Then after VFP 7.0, it was decided to keep VFP as a stand-alone product outside of the VS bundle, since it would not be part of the .NET platform. This made sense, and allowed VFP to ship on it's own new version timeline. Each new version released, it was expected that was the last version. Nobody on the Fox team, not a single person, expected a version after VFP 8.0 released. Sales continued to decline annually, and so did the marketing budget. The only way to grow/increase sales of VFP would have been to compete with VS and take away budget and resources from VS. In reality, the biggest competitor to VFP was VS (not Delphi or any non-MS product). Most marketing and management folks in VS/.NET would have preferred Fox develepers use Borland's Delphi.NET rather than Microsoft VFP, since they would be building on the .NET platform rather than the old legacy COM. COM became the enemy, to move people away from it, just like HTML/JavaScript is a current enemy to the Microsoft platform today as well.

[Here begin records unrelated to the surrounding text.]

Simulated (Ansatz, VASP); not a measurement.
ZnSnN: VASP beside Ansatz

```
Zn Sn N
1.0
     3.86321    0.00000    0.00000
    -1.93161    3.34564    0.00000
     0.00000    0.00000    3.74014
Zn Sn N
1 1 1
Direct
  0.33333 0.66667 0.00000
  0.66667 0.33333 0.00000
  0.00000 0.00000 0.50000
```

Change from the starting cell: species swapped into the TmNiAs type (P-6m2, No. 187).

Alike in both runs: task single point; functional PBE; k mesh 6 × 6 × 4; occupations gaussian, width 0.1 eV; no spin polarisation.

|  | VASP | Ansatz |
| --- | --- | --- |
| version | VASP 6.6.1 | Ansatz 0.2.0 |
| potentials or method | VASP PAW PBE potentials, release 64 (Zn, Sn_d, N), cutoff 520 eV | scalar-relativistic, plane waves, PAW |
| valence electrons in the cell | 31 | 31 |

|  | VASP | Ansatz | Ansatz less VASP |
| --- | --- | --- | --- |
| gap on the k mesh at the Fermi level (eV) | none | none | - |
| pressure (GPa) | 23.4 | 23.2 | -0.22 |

So when VFP 8.0 was released, a few of us met with Eric Rudder (was had become senior VP of all developer tools and SQL Server, with 20,000 employees in that division) and he didn't think many VFP developers were ready for to move to VS 2003/2005, and asked us to propose what a VFP 9.0 would look like. We focused on making that version the most community version ever, really focusing on the Wish List database of feedback and ideas here on the UT, and feedback from insiders/MVPs, etc. It lead to enhancing the report writer and engine in a big way. The plan was approved, and the team was down to 8 people total including me as product manager and the test team. I recall coming up with the Europa code name while having dinner with Beth Massi at Chili's, and it was inspired by the movie 2010 (nothing to do with Europe).

And the result of the next version was, VFP 9.0 was a better release than VFP 7.0 and VFP 8.0 according to the community. Of course, the Fox team was sure that it would end there, maybe one service pack and that's it. Soon after VFP 9.0 released, probably within that same month, I bumped into Eric Rudder in the cafeteria at a VS releated afternoon special event party and we talked about what's next for VFP, and he said he didn't think we should release a new VFP 9.0 that was good, then end it all there. He said that we should put together a plan for an Xbase add-on, to either sell or give away. I wrote the plan for Sedna and we decided it needed to be free, and was a combination of a suite of useful sample apps and utilities that foucsed on VFP interop with other Microsoft products (.NET, SQL Server, Windows, etc.). The primary reason for Sedna is to delay the annoucement of the end of VFP in order to save sales of VFP 9.0 as well as to protect the Fox community and it's job market.

To summarize what my role was in my 5 years as VFP product manager (and the last one) was to market VFP to the existing community (mainly via upgrades), to do what was possible to keep the Fox community as strong, and to get VFP developers to adopt additional Microsoft products (.NET and SQL Server). In my role, I always viewed myself in 2 positions - one representing Microsoft as an employee, and the other as a FoxPro community member doing everything I could for Fox within the walls of Microsoft to evolve, save, promote, and help VFP and the community as much as possible. I spent about 40% of my time marketing VFP within Microsoft, at the Redmond headquarters and to the field offices, on messaging and keeping the VFP message positive/alive.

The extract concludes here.